Norman Lamont, sweating visibly, must have wished his place had been taken by that rising star of Spitting Image (ITV), the little mop which stands in for ministers too scared to face tough media interviews. Unfortunately Mop was engaged on more pressing business, watching the Cabinet try to organise a piss-up in a brewery.
Iain MacWhirter, presenter of Westminster Live, assured viewers that Lamont's grilling before the cross-party Treasury Select Committee would lay bare once and for all the Government's new economic strategy. 'Unlike MPs in the Commons they can question ministers until they get answers,' MacWhirter announced.
Any connection between the Lamont show and those gladiatorial Senate hearings that illuminate American democracy was purely coincidental. The Chancellor defended his record from a position knee-deep in a mire of gobbledegook. He kept taking us down foggy fiscal motorways called the M0, M2 and M3. He said he preferred the M0 which sounded chillingly like the road to nowhere. He talked of broad money when you have only to look at the new 10p piece to recognise that money is getting narrower. A Labour MP asked him why he had said, two years ago, that the recession was nearly over. Lamont, ploughing through the background sniggers, rebuked him for trying to get cheap laughs.

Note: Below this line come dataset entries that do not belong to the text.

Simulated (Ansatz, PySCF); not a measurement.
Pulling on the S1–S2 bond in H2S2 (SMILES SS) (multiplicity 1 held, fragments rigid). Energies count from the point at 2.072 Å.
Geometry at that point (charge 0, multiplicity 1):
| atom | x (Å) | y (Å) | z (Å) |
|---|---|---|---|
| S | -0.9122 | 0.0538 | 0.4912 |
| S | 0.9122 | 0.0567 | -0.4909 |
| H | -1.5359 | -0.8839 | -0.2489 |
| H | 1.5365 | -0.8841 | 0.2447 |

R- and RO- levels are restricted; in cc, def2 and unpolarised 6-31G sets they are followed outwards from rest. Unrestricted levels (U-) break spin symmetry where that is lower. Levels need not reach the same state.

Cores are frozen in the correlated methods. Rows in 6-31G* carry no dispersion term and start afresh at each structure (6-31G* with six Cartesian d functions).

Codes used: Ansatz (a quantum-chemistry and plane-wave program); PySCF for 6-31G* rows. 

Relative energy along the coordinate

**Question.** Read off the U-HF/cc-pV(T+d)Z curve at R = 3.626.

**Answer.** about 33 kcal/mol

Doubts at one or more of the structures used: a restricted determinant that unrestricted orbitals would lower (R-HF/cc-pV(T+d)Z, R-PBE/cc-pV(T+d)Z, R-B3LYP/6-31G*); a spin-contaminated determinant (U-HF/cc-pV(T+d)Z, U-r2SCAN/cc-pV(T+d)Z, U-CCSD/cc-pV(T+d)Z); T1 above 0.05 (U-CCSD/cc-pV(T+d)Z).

At a finance ministers' meeting in Washington recently, an American TV reporter identified Lamont to a colleague as 'the guy that looks like he comes from the Addams family'. As the Chancellor confessed, with that lubricious lisp, that he never read the Financial Times because he thought it made up fibs about him, the impression of a petulant clockwork zombie was irresistible.
Economic gloom was evident among the unwashed coffee mugs and domestic scruff littering the lethargic launch of Good Morning . . . , the BBC's bid to use Anne Diamond and Nick Owen to see off Madeley and Finnigan's This Morning show over on ITV.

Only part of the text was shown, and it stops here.